Q2 was even closer as drivers battled to get a spot in the pole position shoot out. Mark Webber topped the times ahead of the two Mercedes drivers but team-mate Sebastian Vettel was unlucky to miss out on Q3 by mere hundredths of a second. Massa was only three tenths off his team-mate but Alonso made it through while the Brazilian did not as he qualified 12th. Behind him the rest of the grid lines up in two-by-two formation with Pastor Maldonado ahead of Bruno Senna, Paul di Resta ahead of Nico Hulkenberg, and Ricciardo ahead of Vergne. This meant that going through to the shoot-out would be Webber, both Mercedes drivers, both McLaren drivers, both Lotus drivers, both Sauber drivers, and Fernando Alonso. They were separated by just three tenths of a second!

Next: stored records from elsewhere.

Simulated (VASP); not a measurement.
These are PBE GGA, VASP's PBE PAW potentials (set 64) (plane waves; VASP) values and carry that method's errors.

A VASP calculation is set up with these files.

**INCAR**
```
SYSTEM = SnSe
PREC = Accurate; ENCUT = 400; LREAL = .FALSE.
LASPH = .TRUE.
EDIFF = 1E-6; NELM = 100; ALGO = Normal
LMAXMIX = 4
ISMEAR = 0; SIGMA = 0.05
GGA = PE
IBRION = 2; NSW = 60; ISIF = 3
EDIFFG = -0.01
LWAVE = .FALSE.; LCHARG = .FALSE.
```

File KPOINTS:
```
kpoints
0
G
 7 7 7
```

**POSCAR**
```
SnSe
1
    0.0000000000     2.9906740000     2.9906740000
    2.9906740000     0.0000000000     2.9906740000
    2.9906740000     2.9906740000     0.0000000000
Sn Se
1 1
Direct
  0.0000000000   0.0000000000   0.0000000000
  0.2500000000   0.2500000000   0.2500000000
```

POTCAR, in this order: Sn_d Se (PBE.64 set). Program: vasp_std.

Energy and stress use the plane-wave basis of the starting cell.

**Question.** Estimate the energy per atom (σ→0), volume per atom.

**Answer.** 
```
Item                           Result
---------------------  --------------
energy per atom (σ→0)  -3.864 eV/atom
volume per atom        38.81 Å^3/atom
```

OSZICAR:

Kimi Räikkönen was the first out on track for Q3 closely followed by both Mercedes drivers. The track had started to cool during the duration of qualifying meaning that it would be harder for teams to warm their tyres. Räikkönen’s first attempt was a 1:38.898 which was quickly beaten by a blisteringly quick Rosberg who set a 1:38.121, which turned out to be the pole lap time as nobody else could get close. His team-mate was the first to attempt to beat it but was a huge five tenths slower – huge in relation to how close the times had been in Q2. Hamilton was next up but the pole-sitter for the previous two races couldn’t better Rosberg’s time but was able to slip into second. Rosberg clearly thought he had done enough, or at least as much as he could do as he got out of his car with eight minutes remaining. It came down to the rest of the drivers to fight over who would start in second position down but it appeared that track conditions meant that nobody could improve, apart from Kamui Kobayashi who put in a late flyer to qualify in fourth, which becomes third when Hamilton takes his penalty. This means an all Mercedes front row ahead of Kobayashi, Räikkönen, Button, Webber, Hamilton, Sergio Perez, Alonso and Romain Grosjean (who set no time).

There are a lot of questions waiting to be answered like can the Mercedes hold on at the front or will their race pace let them down again? Can Kobayashi secure another podium, or even a win, for the ever present Sauber? What can Hamilton do from seventh and will Vettel progress quickly from 11th? Also watch out for Räikkönen and Grosjean, who hopes to complete more than a handful of laps.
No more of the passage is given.